Different lengths for different rights
AndyS: you were partly right - there are many different types of rights involved in any one song: the composer of the music has rights (life of the artist + 70 years), the lyricist has rights (life of the artist + 70 years), and the people who actually play on a particular recording of the track have rights (50 years).
This is what the music industry is talking about when the say they want 'parity' - authors, composers, songwriters and artists get life + 70, why don't the performers? Maybe because you end up with f**kers like James Joyce's grandson who forbids the people who continue to line his pockets with cash the right to read aloud the works they love so much at a celebration of his benefactors life (see the introduction here: http://www.law.ed.ac.uk/ahrc/script-ed/vol2-3/bloomsday.asp)

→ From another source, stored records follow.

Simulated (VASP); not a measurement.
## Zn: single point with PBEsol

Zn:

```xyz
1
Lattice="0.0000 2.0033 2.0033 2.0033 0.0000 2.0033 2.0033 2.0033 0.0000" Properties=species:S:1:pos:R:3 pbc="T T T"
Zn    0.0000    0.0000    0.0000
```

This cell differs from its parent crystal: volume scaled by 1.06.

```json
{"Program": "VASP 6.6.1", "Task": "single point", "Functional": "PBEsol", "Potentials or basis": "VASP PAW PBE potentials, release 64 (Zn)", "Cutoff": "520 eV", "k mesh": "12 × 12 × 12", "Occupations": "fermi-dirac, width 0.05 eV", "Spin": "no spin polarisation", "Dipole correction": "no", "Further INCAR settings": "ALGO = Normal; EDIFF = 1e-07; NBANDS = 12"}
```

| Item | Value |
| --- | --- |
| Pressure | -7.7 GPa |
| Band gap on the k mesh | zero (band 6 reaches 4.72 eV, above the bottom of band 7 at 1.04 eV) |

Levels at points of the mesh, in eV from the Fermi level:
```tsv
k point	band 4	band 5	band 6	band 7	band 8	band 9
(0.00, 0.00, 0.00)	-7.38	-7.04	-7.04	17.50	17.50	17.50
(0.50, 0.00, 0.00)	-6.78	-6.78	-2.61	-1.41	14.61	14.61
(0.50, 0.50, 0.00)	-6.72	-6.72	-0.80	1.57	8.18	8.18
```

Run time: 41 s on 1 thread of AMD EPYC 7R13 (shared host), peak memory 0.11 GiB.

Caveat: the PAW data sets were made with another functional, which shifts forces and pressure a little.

I do love the whole 'but we have no pension' argument. Um, when you recorded the song in the 1950's, you knew when your royalties would stop. But you decided not to save some of the money. And when in the 1980's you begun to get old and realised that you would never have another hit single but were still receiving royalty cheques, did you not start to think that maybe, just maybe, like everyone else in the world, that you might want to start putting some of that money away for a rainy day. But no, you went on spending it, gambling that the government would extend the term of copyright. Guess what buddy, you lost.
Well, at least for the moment, until the EU steps in to extend the term. It's alright, the Germans will come along and help feed you in your old age.